Many Martinsville memories for Bodine By Shawn A. Akers MARTINSVILLE, Va. (April 15, 1998) The first time Geoff Bodine came to Martinsville Speedway wasn't exactly the most memorable experience. It was one, however, that he'll never forget. ...
Many Martinsville memories for Bodine By Shawn A. Akers
MARTINSVILLE, Va. (April 15, 1998) The first time Geoff Bodine came to Martinsville Speedway wasn't exactly the most memorable experience. It was one, however, that he'll never forget.
He traveled several hours to get there, only to never run a lap. Unequipped with a NASCAR rule book, Bodine brought a Modified car down to the .526-mile oval, but NASCAR officials discovered violations, and sent the Chemung, N.Y., native packing.
"I was just a kid and I built this car that I was racing up in the Northeast," said Bodine, driver of the No. 7 Philips Ford. "I heard a lot about Martinsville and decided to come down. I arrived and joined NASCAR, but when I pulled in the gate and went to inspection, the first thing they found wrong was that the carburetor was sticking through the hood. They said I couldn't run that, so I had to change it.
"Then they kept looking at the car and saw that the drive line was all offset to the left like a Supermodified, and the fuel cell in the back was real low. The engine was low, and I had a dry sump. Back then, most guys didn't have a dry sump oil system, and I also had a closed drive line, like in a sprint car with an open tube axle.
"They (NASCAR inspectors) looked at all of that and couldn't figure it out. Bill Gazaway was the chief inspector back then and he said, 'Son, we're not going to be able to let you run today. This car is about five years ahead of these other boys, and it just wouldn't be fair if we let you go out and run.
"(Track owner) Clay Earles pleaded with them and tried to get them to let me race, but they wouldn't, so I went home. He gave me $100 and I drove back to New York state and raced that night. It was a long ride home, but I'll never forget that. It was quite an experience, but I took home a NASCAR rule book and changed a few things. The next time I came down, they let me run."
Bodine has certainly come a long way since those days as a youngster, and Martinsville has been a bit kinder to him over the course of his racing career. In fact, he's one of the winningest drivers in NASCAR Winston Cup Series history at the short track with four victories and seven Bud Poles.
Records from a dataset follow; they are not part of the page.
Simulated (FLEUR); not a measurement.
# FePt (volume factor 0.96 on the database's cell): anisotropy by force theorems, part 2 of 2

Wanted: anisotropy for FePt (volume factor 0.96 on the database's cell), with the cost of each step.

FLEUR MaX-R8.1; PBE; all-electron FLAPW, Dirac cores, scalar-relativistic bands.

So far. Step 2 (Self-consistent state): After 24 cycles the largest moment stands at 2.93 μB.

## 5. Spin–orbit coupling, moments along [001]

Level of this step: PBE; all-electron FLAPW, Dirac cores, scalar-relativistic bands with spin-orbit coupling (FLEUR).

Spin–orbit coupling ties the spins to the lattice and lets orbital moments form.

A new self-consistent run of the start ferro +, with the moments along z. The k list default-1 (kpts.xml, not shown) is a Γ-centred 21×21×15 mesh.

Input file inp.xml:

Bodine's first career series victory came in the spring event at Martinsville in 1984. He also holds the distinction of being the only driver in the 50-year history of the track to have won in three classifications there (Modified, NASCAR Busch Series Grand National Division and NASCAR Winston Cup Series).
"Martinsville is a special place for me," said Bodine, who returns there this weekend for the Goody's Headache Powder 500. "I started winning back there with the Modifieds and when I went into Busch Grand National I won there with those cars, too. Then in 1984 with Rick Hendrick, it was where I got my first Winston Cup win. Not only that, it was also Rick's first Winston Cup win, so it's a pretty meaningful place for me."
Bodine also won both events at Martinsville in 1990 and was victorious again in the fall race in 1992.
It's not that the race track, which is notorious for being tough on brakes and cars in general, suits Bodine's driving style. It's just a matter of having a good race car, Bodine said.
"A lot of people have said that in past years, but what I've told everyone from the first time I won here is that I've had good equipment and good teams," he said. "I've had some good luck there and I've had some bad luck. I actually should have won more races there, but it isn't like it's a given that I go there and win, especially nowadays."
With all of his previous success at the half-mile oval, Bodine hopes he can rekindle some of that magic with his team this weekend. Bodine is looking to turn his year around, a season that has him 25th in the standings after seven races with only one top-five finish -- a fifth-place effort at North Carolina Speedway in Rockingham.
"That can happen anywhere, but Martinsville is a very, very tough race track," Bodine said. "I would certainly love to have my season get into high gear at Martinsville. I'd love to leave there with a pole and a win."